New York City is filled with pieds-à-terre, apartments purchased as non-primary residents that are left vacant for most of the year. The Census Bureau’s 2012 American Community Survey found that 57 percent of co-ops and condos in Midtown, (from East 56th to 59th Street between Park Avenue and Fifth Avenue), are unoccupied for roughly ten months of the year. These half-vacant buildings include Trump Tower at 721 Fifth Avenue, the Plaza’s condos, 15 Central Park West, and One57, which are all exclusive and luxury residences. Who is buying expensive New York real estate and not even renting out the units? For the most part, the absentee owners are wealthy foreign buyers.
This is reinforced by The New York Times’ study of owners who take advantage of the City’s property tax abatement for primary resident-co-op and condo owners. For some of the buildings discussed, only about one-third to half of residents claimed the tax benefit. It follows, then, that in those buildings, half to two-thirds of units are purchased as second homes. Unfortunately, these non-primary homeowners are not paying income tax and are only paying property tax. Therefore, they are not contributing to the City, specifically to infrastructure, in the same way.
As a potential solution, New York Senator, Brad Hoylman, proposed a pied-à-terre tax for non-primary residents. The people who can afford to purchase these units are typically in the “top tax bracket … non-primary residents are just paying property taxes, and the effective property tax rates are so incredibly low.” Sal Albanese, the democratic mayoral candidate, has proposed that the City use revenues from a pied-a-terre tax to fund affordable housing projects. Albanese argues that this scheme could generate billions of dollars in tax revenue, which will benefit New York residents. However, the Fiscal Policy Institute forecasted that under Hoylman’s proposal, the tax would produce around $665 million in tax revenue.
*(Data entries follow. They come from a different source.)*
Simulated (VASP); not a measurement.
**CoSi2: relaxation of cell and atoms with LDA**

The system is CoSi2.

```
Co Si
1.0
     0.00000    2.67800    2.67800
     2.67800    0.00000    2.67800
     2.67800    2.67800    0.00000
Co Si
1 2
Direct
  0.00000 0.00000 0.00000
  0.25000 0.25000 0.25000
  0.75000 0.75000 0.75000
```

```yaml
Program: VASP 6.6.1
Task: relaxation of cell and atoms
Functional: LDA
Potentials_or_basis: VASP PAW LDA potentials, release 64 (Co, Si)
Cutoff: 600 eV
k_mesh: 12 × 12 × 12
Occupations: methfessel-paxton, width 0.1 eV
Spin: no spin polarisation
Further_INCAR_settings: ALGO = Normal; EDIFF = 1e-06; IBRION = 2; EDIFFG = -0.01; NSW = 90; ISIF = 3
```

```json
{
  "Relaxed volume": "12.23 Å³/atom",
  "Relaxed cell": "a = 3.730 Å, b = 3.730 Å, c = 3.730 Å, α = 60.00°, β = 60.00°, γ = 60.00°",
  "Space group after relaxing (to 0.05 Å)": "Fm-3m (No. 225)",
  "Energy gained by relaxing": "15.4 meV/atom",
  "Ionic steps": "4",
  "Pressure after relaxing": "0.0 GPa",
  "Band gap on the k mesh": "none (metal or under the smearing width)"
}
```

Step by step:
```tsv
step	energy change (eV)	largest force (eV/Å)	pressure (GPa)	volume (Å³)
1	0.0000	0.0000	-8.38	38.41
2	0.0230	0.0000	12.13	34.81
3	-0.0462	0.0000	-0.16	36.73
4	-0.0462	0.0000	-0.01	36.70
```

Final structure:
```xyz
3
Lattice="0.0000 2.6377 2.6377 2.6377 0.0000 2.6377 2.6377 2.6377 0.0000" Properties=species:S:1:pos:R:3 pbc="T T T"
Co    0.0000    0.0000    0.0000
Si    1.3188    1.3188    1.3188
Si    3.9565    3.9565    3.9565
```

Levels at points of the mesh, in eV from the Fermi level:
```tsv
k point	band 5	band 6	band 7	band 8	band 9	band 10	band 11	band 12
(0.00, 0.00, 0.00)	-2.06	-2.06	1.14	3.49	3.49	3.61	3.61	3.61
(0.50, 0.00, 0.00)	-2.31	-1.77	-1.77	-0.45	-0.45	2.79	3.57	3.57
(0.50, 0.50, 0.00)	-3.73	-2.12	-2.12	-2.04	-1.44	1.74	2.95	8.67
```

Critics have asserted that such a tax may create uncertainty in New York’s luxury real estate market. John Burger, a broker at Brown Harris Stevens, commented under Hoylman’s proposal that a pied-à-terre tax “could potentially jeopardize Manhattan’s position as the leading international safe haven for blue chip real estate investment.” There are also potential legal implications, as it could be construed as discriminatory to impose an additional tax on non-primary residents only, and it may violate the interstate commerce clause (Article 1, Section 8, Clause 3 of the U.S. Constitution ) by treating buyers from different states or nations unequally. However, if Albanese (if elected as mayor) came up with a stronger proposal that neither discriminated against non-primary residents nor created negative fluctuations in New York’s luxury real estate market, the scheme has potential to solve a number of the City’s affordable housing and infrastructure problems. Albanese would need to clearly address how much funding is necessary to strengthen these areas and what percent can realistically come from pieds- à-terre.